Things to do in Dallas/Fort Worth
There are plenty of things to do in the Dallas/Fort Worth area to make a visit worth your while.
They do everything bigger in Texas, and this urban area is no different. The two major airports that service this area are DFW and DAL. DAL is the old Love Field that is located within Dallas and is currently being upgraded. Southwest and Virgin America both use DAL and it is starting to look great. DFW is the large international airport complete with trams connecting the terminals. DFW sits in the area of town surrounded by the suburbs of Irving and Grapevine.
Since Dallas/Fort Worth is a sprawling town, you will almost always need to rent a car. I might make an exception if I was going to stick to a specific area of town and the cost of Uber would be less than renting a car and any parking charges at your hotel.
First we’ll cover the Dallas area:
One of the greatest museums in Dallas is the Perot Museum of Nature and Science. Just open since late 2012, this museum gets rave reviews. This modern structure pulls you in when you see the inside escalator jutting out from the building incased in glass. The building itself is an exhibit, not to mention what’s inside. It’s a perfect place for families. This museum has reciprocal entry with other ASTC museums (i.e. Intrepid Ship and Complex in NYC) across the country. So if you are a member of one of those, you are considered a member here, and can get in for free.
Dallas moms rave about the Dallas Arboretum. The place is absolutely stunning. I’m not really a plant person, and even I like it. There is a children’s garden that has timed entrance tickets. Weekdays until 2pm are busy and sometimes they are crowded with school groups, so plan accordingly. There is always a seasonal display, festival or classes going on at the Arboretum. Be sure to look on their website for discounts on tickets and parking.
One of my favorite restaurant areas in Dallas is Lower Greenville. Snuffers is the spot to hit for burgers and the best cheese fries in the world. Make sure to get them loaded. The Blue Goose is great for mexican food, and the Blue Fish is a great seafood choice. The atmosphere in the Lower Greenville area is young and relaxed with great food. You can even stop by Cafe Brazil after a night out on the town, for the best breakfast food in Dallas. You’ll just have to trust me on that one.

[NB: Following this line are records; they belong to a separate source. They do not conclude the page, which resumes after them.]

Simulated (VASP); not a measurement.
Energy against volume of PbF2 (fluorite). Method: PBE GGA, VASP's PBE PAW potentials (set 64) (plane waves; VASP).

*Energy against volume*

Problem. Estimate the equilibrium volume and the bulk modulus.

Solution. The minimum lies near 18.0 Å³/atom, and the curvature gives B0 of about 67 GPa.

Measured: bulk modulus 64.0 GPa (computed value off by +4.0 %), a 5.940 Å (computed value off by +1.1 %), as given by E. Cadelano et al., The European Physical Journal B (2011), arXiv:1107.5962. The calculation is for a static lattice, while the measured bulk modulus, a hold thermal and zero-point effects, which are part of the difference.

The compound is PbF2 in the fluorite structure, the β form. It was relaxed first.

Shopping malls seem to be a big draw for some people who visit Dallas. I’m not a shopper, but I’ll do my best to give you the details. NorthPark Center is one of the oldest and most popular for upscale shopping. There is always the Galleria complete with ice skating rink if you need to dump the spouse and kids somewhere while you shop. Newer shopping centers have popped up in the suburbs of Frisco and Plano with everything you can think of. Stonebriar mall is in the northern suburb of Frisco, which seems to be trying hard to be the shopping suburb of Dallas.
If you’re looking for more of a Texas country feeling, you might want to center your visit around the Fort Worth Stockyards.
Now we’ll cover Fort Worth:
The Fort Worth Stockyards are what you consider Texas country to be all about. On one visit, I was standing in line at In ‘n Out Burgers in Fort Worth and the man in front of me had on spurs. Real ones. You’re not in Kansas anymore, Toto.
Anyway, Hubby and I stayed at the Hyatt Place Fort Worth Stockyards for a weekend without the kids and had a great time, partially because everything was within walking distance. There is a daily longhorn cattle drive in the Fort Worth Stockyards Historic District. Check the calendar at the Stockyards Rodeo, or try your luck in the cattle pen maze. A trip to Fort Worth wouldn’t be complete without a visit to Billy Bob’s, the largest Honky Tonk in the world. Adults can two step, watch a country band concert, belly up to the bar or watch the bull riding events that take place on the weekends. Kids are allowed inside with a parent at arms length the whole time, but I don’t think I’d take mine.
One famous restaurant worth mentioning is Joe T. Garcia’s. The limited menu mexican restaurant was opened in 1935. I remember going there as a child once, and it was more like an old house that the family welcomed you into for a meal. This cash only restaurant has grown to include great patios and margaritas. I was underwhelmed by the food on my last visit. It’s an experience worth doing once. You can decide if you need to visit again.
Don’t let the stockyard stuff scare you away from Fort Worth if that’s not your thing. The Kimball Art Museum has several Monet and Picasso paintings to look at. The Kimball is known for it’s special exhibitions. If that’s not enough culture, the Amon Carter American Art Museum and The Modern,can be your next stop.
One last thought for a Fort Worth restaurant is The Woodshed Smokehouse. They woodsmoke all of the meats for the menu and try to be as responsible and green as possible. The mostly outdoor restaurant sits along the river with shade trees and has a great vibe. It’s the kind of place that makes you want to eat and drink the day away there. Which is easy to do with the wide and rare variety of beer and wine they offer. I just can’t say enough about this place.
As you can tell, there are a lot of things to do in the Dallas/Fort Worth area. So, next time you travel through one of the airports, you might stopover and stay awhile.
I wasn’t paid for any of these mentions…I just happen to like them and hope that they inspire you!